No, you are correct. You should aim for wins, but what is a win?

I have "Learn German" as an objective. For me, my project is complete the German II CD set with appropriate next actions covering listening to the CD's and completing the exercises, just as I did with the German I CD's. When I completed this, yes it felt like a small win. The larger win comes from knowing that I improved myself and when I talk to my friend from Frankfurt in German.

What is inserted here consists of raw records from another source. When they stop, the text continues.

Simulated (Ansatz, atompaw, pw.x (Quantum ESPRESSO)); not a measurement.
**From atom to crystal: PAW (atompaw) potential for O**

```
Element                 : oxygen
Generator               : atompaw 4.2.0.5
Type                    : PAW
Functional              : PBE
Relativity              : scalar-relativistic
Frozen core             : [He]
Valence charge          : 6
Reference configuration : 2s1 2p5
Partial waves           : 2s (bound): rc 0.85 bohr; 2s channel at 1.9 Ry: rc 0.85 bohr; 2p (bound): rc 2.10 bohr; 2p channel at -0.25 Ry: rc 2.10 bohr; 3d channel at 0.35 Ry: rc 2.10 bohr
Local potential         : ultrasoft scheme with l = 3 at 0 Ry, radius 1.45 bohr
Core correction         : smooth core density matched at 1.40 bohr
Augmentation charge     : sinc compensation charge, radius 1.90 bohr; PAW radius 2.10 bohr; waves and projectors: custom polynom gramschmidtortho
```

That is actually one of the things that I like about the GTD methodology is that I don't have to be so focused on checking those boxes to feel good about myself. Should you ever be totally satisfied with who you are and where you are at? Yes and no. To use the concept from anoth guru, maybe our highest achievement is constant and never ending improvement. Maybe that is one of our societal problems, we are to stuck on getting a win instead of enjoying the game.

Alan
 
A

Anonymous

Guest
With regard to the challenges in approaching a project that begins with "Learn..." or "Read..." via GTD methodology, if I may venture a thought here, I think maybe your learning project has a next action (or a sub-project) related to identifying ways to learn the subject matter that could work for you. Then you could determine the contexts they fit in. "Read____" or "Learn..." in itself may just not be do-able at this stage of the game. To get there, the first actionable step might be any of the following: "identify times and places where I can read this type of material", or "examine the book's table of contents to find relevant chapters" or "brainstorm with self or friendly expert the questions I want to be able to answer" . Or, the Next Action might be to list the external stumbling blocks or my gut-level objections to doing this "Learning Project" so far defined. I have noticed that I avoid getting started on projects in which the scope is too large, or the context and the next action are either ill-matched or even confused, or the proposed method cannot support the identified outcome until some pre-requisite actions are taken.